The area we saw was Barking Central (in regenerator's order), rather than, say, Becontree, a huge 1920-30s estate which by some accounts is where lots of the BNP support is concentrated. This is a shame, as from what I know about it - council cottages in very close vicinity to a giant Ford works - it sounds a lot like one of the places where I grew up, but time was short. The area has been subject to a very ambitious regeneration scheme, which local MP, unctuous Blairite and spectacularly philistine 'culture minister' Margaret Hodge has described as 'her kind of architecture'. This is hardly a recommendation, but the comprehensiveness of the whole thing is at least impressive - there's a typically detailed and scrupulous analysis by Ellis Woodman here. Barking feels like a different territory very quickly. As soon as you pass under the flyover, the difference between the terraced density of east Ham and Barking's sprawling suburbia is noticeable, with a straggling collection of dodgy pomo, Victorian factories, '30s semis, tower blocks and wasteland announcing it, which then fades into a quite pleasant town centre, marked by medieval remains, pedestrianised shops and town-centre office blocks, all on roughly the same scale as, say, Dartford - though significantly more multiracial than the latter. This is one ofthe tiny handful of BNP strongholds that actually has a high level of immigration. Customarily, this is presented as being about housing - no new council housing has been built for decades, and right-to-buy has warped the perception of what exists - although to suggest that racism has nothing to do with it would be foolish. As Laura points out, the Fascist sympathisers in places like Bethnal Green didn't disappear in the 1990s - they went somewhere.


The edges of the town centre are where the tensions lie. One side features a large, derelict shopping parade, which has flats at the back, curving around a car park and some lumps that might or might not have been public art of some description, or mere traffic-controlling blobs; whether its been a recipient of Regeneration or not, it's surely undeniable that leaving a load of housing derelict in the middle of a housing crisis is rather grotesque, especially in a place this charged. It's hard to decide which side is the more depressing, the flats - which, I suspect, are probably of decent Parker-Morris proportions - or the shops, which were in the following case no doubt even more depressing when they were open. The race to the bottom, not even jollied up or glorified.

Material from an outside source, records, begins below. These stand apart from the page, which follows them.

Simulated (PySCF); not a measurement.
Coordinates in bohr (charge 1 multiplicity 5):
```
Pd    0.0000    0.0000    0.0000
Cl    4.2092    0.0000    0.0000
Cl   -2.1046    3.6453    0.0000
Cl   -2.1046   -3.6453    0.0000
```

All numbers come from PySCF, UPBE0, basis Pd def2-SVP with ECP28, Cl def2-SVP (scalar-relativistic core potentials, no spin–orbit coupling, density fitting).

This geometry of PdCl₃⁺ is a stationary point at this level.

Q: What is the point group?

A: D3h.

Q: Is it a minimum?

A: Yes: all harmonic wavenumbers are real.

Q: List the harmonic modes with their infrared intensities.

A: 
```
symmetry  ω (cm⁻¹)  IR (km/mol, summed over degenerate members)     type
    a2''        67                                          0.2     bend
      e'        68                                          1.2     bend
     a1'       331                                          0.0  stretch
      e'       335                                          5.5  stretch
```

The eye is drawn, though, to two pieces of very jolly architecture. First, the Town Hall, proof that there are simply no uninteresting town halls in London, a Dudok-Georgian mashup with a wonderfully unscholarly silliness. The belltower appears to be full of suspicious-looking telecommunications equipment, and Bobbies On The Beat walk back and forth in front of it at a more regular rate than I'm used to seeing, presumably to make sure the place doesn't explode, although the centre seems calm enough on a superficial level. Then there's AHMM's Barking Central development. AHMM are some sort of exemplar of Blairite architecture at its most thoroughly developed, a glossy, brightly-coloured neomodernism that feels like CGI even when you touch it, Bruno Taut relocated to DOSAC in The Thick of It - their tendency to the rictus grin occasionally conceals talent, but if there's a better exemplar of New Labour architecture than the atrium of Westminster Academy, I don't know what it is. In the article linked above, Woodman is scathing about the contrast between the Fun of the facades and the grimness of the small, single-aspect flats - leading to 'the sense that the architect has allowed itself to be cast as a variety of Butlins Redcoat, ladling on the jollity in an attempt — both tyrannical and hopeless — to keep the poverty of the underlying conditions from mind.' I can't add much more to that.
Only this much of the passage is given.